Drama. “Diversification” is an investment practice that doesn’t have any legs – it walks and talks, but it won’t get us to where we want to go. We want our investments to be “as good as cash” and “better than money”, and for that we need to know more about the investments and not just the past relationship of a bunch of numbers – returns or stock prices – that have no provable relationship to our goal – that is, we want our investments to be “as good as cash” and “better than money”. Anything else is just a gamble.

Searching for the money

As Good As Cash and Better Than Money, or It’s A Failure

We’re not suggesting, of course, that we should have only one stock – unless it’s the one that is going to go up the most in the shortest time, such as today, and there’s one of those every day – but we would have no problem holding just one stock, any stock, if we knew that the investment was “as good as cash” and “better than money” and it would be nice if it paid a dividend, too, while we are waiting for the price to go up, and are not worried at all that the price might go down, using our usual price protections of a stop/loss or “collar”. Please see almost any of the (B)(N)-Company posts.

Diversification & The Efficient Frontier

Diversification & The Efficient Frontier
Really Bizarre

On the other hand, if all we have is “diversification” then our hopes for the future are constrained by dependence on past “volatility” and the simple and minimal relationship that all of diversification practice and Modern Portfolio Theory (MPT) depend on, and that’s all that they have, absent the really bizarre notion of mean-variance efficiency:

Var(X+Y) = Var(X) + Var(Y) + 2×Cov(X,Y).

This relationship is true (and very interesting from a mathematical point of view) for any series of numbers (X) and (Y) of the same length, and for any number of them, because it’s an arithmetic relationship. That is, if the algebra is true, then so is this because (X + Y)² = X² + Y² + 2×XY.

A Fully Diversified Portfolio

A Fully Diversified Portfolio
Courtesy: Lehman Brothers & Barclays Bank PLC.
Neither of whom have demonstrated a policy of appropriate diversification.

But there is no algebra of stock prices or returns – they don’t add up, for example – and we’re entirely comfortable (although dismayed – please see below) with the assertion that tens of thousands of research papers on this equation and it’s consequences in investment practice, contribute nothing to what we want – that our investment should be “as good as cash” and “better than money”.

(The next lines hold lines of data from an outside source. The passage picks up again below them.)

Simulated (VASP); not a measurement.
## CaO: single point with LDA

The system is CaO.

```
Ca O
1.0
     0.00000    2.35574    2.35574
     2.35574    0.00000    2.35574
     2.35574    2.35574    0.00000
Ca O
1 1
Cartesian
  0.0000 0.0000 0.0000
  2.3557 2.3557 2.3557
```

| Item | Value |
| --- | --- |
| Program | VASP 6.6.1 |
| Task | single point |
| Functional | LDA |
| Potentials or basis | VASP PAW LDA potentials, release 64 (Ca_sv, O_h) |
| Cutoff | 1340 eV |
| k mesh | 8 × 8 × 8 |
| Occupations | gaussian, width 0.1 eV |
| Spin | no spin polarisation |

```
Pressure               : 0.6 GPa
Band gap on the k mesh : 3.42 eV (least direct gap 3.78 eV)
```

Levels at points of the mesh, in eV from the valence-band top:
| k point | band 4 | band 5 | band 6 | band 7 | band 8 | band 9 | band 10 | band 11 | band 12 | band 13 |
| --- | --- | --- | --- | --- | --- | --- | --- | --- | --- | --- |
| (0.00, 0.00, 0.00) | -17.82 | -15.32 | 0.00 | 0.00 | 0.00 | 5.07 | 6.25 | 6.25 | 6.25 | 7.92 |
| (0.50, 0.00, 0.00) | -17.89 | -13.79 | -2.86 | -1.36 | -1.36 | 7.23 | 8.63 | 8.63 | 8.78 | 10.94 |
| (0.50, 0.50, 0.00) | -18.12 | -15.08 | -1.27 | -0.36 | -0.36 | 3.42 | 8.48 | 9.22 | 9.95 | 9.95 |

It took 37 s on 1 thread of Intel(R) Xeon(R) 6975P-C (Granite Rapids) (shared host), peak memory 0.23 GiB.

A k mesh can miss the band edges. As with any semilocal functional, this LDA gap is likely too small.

The Street has recently answered some questions from small investors – those who have only five stocks, as an example – about whether they are properly diversified (The Street, June 26, 2013, Cramer’s ‘Mad Money’ Recap: Stick With What Works) and the following three portfolios were deemed to be properly diversified after some adjustments.

The first portfolio included Laredo Petroleum (LPI), Ford Motor (F), BlackBerry (BBRY), Groupon (GRPN), and CVS Caremark (CVS); the second portfolio’s top five holdings included: General Electric (GE), Duke Energy (DUK), Trinity Industries (TRN),  DTE Energy Holding Company (DTE), and Microsoft (MSFT); and the third portfolio had Walt Disney (DIS), Coca-Cola (KO), Enterprise Product Partners (EPD),  American Express Company (APX), and Wells Fargo (WFC) as its top five stocks.

Mr. Cramer said that the first portfolio is adequately diversified, but in the second portfolio, Duke Energy and DTE were in the same business, and he advised selling DTE and adding a drug stock such as Bristol-Myers Squibb (BMY); and, similarly, in the third portfolio, American Express and Wells Fargo are both city-banks, and he advised selling Amex and buying Bristol-Myers instead.

Based on the Risk Price Chart (please see Exhibit 1 and 2 below), we would have kept DTE, and sold Duke Energy, instead, because the latter has an estimated downside volatility of its stock price of minus ($3.50) per share and would trade below the price of risk, Risk Price (SF), which is $67 and flat, and we would not be surprised by any price between the current $66 and $63 or $70, absent some new information.

Duke Energy is also expected to pay a dividend of $0.77 per share per quarter, or $2.2 billion to its shareholders this year, for an extraordinary current yield of 4.7% which might be handy when our total debt is $73 billion and nearly twice our net worth of $41 billion and exceeds the current market value of $47 billion, too.

DTE Energy is similarly aggressively geared (total debt $18 billion, shareholders equity $7.5 billion, and market value $12 billion, also at $67 per share) but is trading well-above the current Risk Price (SF) of $53 and rising. Our estimate of the downside volatility in the stock price is also minus ($3.50) but we can obtain purposeful price protection with a free stop/loss at $64, or a collar with a low net cost that can be paid for from some of our profits. DTE Energy is expected to pay a current dividend of $0.66 per share per quarter for a total of $460 million and a current yield of 3.9%.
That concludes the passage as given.